Gradient of scalar-valued functions

Let’s step back from optimization and consider how to differentiate a function of several variables. Let \(f \left( \mathbf{x} \right)\) be a function of a vector \(\mathbf{x}\). For example,

\[f \left( \mathbf{x} \right) = x_1^2 + \sin \left( x_2 \right) e^{3 x_3}\]

We can evaluate the partial derivative by differentiating with respect to each component \(x_i\) separately (holding the others constant), and collect the result in a vector,

\[\begin{split} \begin{align} \frac{\partial f}{\partial \mathbf{x}} &= \begin{bmatrix} \frac{\partial f}{\partial x_1} & \frac{\partial f}{\partial x_2} & \frac{\partial f}{\partial x_3} \end{bmatrix}\\ &= \begin{bmatrix} 2 x_1 & \cos \left( x_2 \right) e^{3 x_3} & 3 \sin \left( x_2 \right) e^{3 x_3} \end{bmatrix} \end{align}\end{split}\]

Gradient of vector-valued functions

Now let’s consider a vector-valued function \(\mathbf{f} \left( \mathbf{x} \right)\). For example,

\[\begin{split}\mathbf{f} \left( \mathbf{x} \right) = \begin{bmatrix} x_1^2 + \sin \left( x_2 \right) e^{3 x_3}\\ x_1 x_2^2 / x_3 \end{bmatrix}\end{split}\]

and write the derivative as a matrix

\[\begin{split} \begin{align} \frac{\partial \mathbf{f}}{\partial \mathbf{x}} &= \begin{bmatrix} \frac{\partial f_1}{\partial x_1} & \frac{\partial f_1}{\partial x_2} & \frac{\partial f_1}{\partial x_3}\\ \frac{\partial f_2}{\partial x_1} & \frac{\partial f_2}{\partial x_2} & \frac{\partial f_2}{\partial x_3} \end{bmatrix}\\ &= \begin{bmatrix} 2 x_1 & \cos \left( x_2 \right) e^{3 x_3} & 3 \sin \left( x_2 \right) e^{3 x_3}\\ x_2^2 / x_3 & 2 x_1 x_2 / x_3 & -x_1 x_2^2 / x_3^2 \end{bmatrix} \end{align}\end{split}\]
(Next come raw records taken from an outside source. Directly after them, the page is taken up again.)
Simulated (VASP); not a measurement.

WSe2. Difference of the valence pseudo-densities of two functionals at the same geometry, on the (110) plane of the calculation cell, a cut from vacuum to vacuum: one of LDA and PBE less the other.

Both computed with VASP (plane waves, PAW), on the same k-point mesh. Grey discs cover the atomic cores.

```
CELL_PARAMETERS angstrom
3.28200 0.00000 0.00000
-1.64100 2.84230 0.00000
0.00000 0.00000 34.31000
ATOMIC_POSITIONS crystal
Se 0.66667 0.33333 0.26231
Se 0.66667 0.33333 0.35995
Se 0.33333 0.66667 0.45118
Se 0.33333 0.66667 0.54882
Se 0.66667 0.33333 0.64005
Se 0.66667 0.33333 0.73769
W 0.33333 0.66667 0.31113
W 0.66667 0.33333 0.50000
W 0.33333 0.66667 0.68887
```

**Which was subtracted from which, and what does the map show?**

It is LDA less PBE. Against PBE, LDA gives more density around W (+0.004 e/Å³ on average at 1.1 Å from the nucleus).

Here is a handy resource on partial derivatives for matrices and vectors: https://explained.ai/matrix-calculus/index.html#sec3

Derivative of a dot product

(Hang in there; I promise that we’re building to a point!)

Let \(f \left( \mathbf{x} \right) = \mathbf{y}^T \mathbf{x} = \sum_i y_i x_i\) and compute the derivative

\[\frac{\partial f}{\partial \mathbf{x}} = \begin{bmatrix} y_1 & y_2 & \cdots \end{bmatrix} = \mathbf{y}^T\]

Note that \(\mathbf{y}^T \mathbf{x} = \mathbf{x}^T \mathbf{y}\) and we have the product rule

\[\frac{\partial \left\lvert \left\lvert \mathbf{x} \right\rvert \right\rvert^2}{\partial \mathbf{x}} = \frac{\partial \mathbf{x}^T \mathbf{x}}{\partial \mathbf{x}} = 2 \mathbf{x}^T\]

Also,

\[\frac{\partial \left\lvert \left\lvert \mathbf{x} - \mathbf{y} \right\rvert \right\rvert^2}{\partial \mathbf{x}} = \frac{\partial (\mathbf{x} - \mathbf{y})^T (\mathbf{x} - \mathbf{y})}{\partial \mathbf{x}} = 2 (\mathbf{x} - \mathbf{y})^T\]

Variational notation

It’s convenient to express derivatives in terms of how they act on an infinitesimal perturbation. So we might write

\[\delta f = \frac{\partial f}{\partial x} \delta x\]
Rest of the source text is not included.